No packaging: This is the best and most sustainable option, but it can make things a little difficult. Encourage your guests to bring their own containers for takeaway and the leftover food on their plates. Guests will see this as a good initiative and at the same time, it will create a homier feeling, when you’re packing your delicious food in lunch boxes from their own kitchen cupboards.
Even if you don’t offer takeaway, it’s worth considering more sustainable alternatives to the food packaging, napkins and other materials you’re using in your restaurant and in the kitchen.
If you offer food delivery, it’s especially important that you make sure your driver’s delivery route is the shortest and most efficient. Electric scooters and cars are good options, and maybe even an electric cargo bike! There are many brands and price ranges to choose from, and with a nice logo design on the bike, your delivery service will double as city-roaming marketing.
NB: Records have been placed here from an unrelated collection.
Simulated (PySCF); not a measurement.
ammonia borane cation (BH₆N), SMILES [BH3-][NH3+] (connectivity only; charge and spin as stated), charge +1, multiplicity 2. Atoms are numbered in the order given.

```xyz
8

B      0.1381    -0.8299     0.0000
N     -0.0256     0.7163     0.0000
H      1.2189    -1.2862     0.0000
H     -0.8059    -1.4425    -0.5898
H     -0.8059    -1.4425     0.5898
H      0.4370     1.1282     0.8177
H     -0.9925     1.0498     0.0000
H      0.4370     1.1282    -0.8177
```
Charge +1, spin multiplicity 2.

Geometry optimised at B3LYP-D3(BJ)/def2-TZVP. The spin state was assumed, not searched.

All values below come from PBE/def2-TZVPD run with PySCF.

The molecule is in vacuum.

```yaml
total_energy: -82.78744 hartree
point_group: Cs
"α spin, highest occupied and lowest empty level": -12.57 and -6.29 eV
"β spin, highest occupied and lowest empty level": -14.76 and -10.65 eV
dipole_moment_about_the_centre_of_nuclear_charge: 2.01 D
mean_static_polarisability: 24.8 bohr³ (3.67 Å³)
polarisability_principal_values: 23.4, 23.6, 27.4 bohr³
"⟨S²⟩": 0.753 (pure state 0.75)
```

Even if your restaurant doesn’t offer food delivery, you can still reduce carbon emissions by considering the transport involved in other logistic areas such as your vegetable, meat and fish suppliers. Check if there are local suppliers that offer the products you need or adapt your menu to the product range offered by suppliers that are closer to your restaurant.
Sometimes becoming more sustainable means a few compromises, but it doesn’t mean your menu can’t be as mouth-watering as it always is!
Dive into restaurant analytics. The data insights you get about guest behaviour, menu item popularity, peak times and much more, will help you make smarter purchases when you’re ordering ingredients.
Adjust portion sizes! Do many of your guests leave a big pile of fries behind on their plates? Experiment with smaller portions. Sure, it looks great with a very full plate, but it’s still better to avoid throwing out perfectly good food.
You can also actively encourage your guests to bring home a doggie bag. Everybody loves a late-night snack, but many people think it’s a little embarrassing to ask if they can bring home leftover food. Hang a little sign somewhere that lets your guests know that they’re welcome to ask for a doggie bag. If you don’t want to call it a doggie bag, make up your own fancy or funny name for it.
Offer dining events with set menus. By creating events with a menu that’s decided in advance you can give your guests a special experience while reducing food waste. With an event that takes place on a certain date, you will know in advance how many guests to expect, and this makes it a lot easier to buy the right amount of food.
If you end up with a surplus of food anyway. Why not contact a local homeless shelter and arrange that they get this food. This way the food won’t go to waste and homeless people will get a nice meal.
The cleaning product jungle is a big and dense one. Moreover, green cleaning is a growing business where some brands are promising more than what’s true.
Officially approved eco-labels will help you choose the most environmentally friendly cleaning products for your restaurant. Some countries have their own labels, such as the Nordic Swan, Nordic Countries, The Blue Angel, Germany and Millieukeur, Netherlands. If you’re curious about the complete list of labels you can find it right here.
The European Commission even made a list of cleaning products and services that “represent a holistic approach, ranging from limits on the use of hazardous substances, sustainable sourcing of raw materials, recyclability and design of packaging, to proper guidance for the product’s use.”
This list is an amazing go-to if you want to know exactly which products that will make your kitchen sparkle and shine without harming the planet and your staff’s health.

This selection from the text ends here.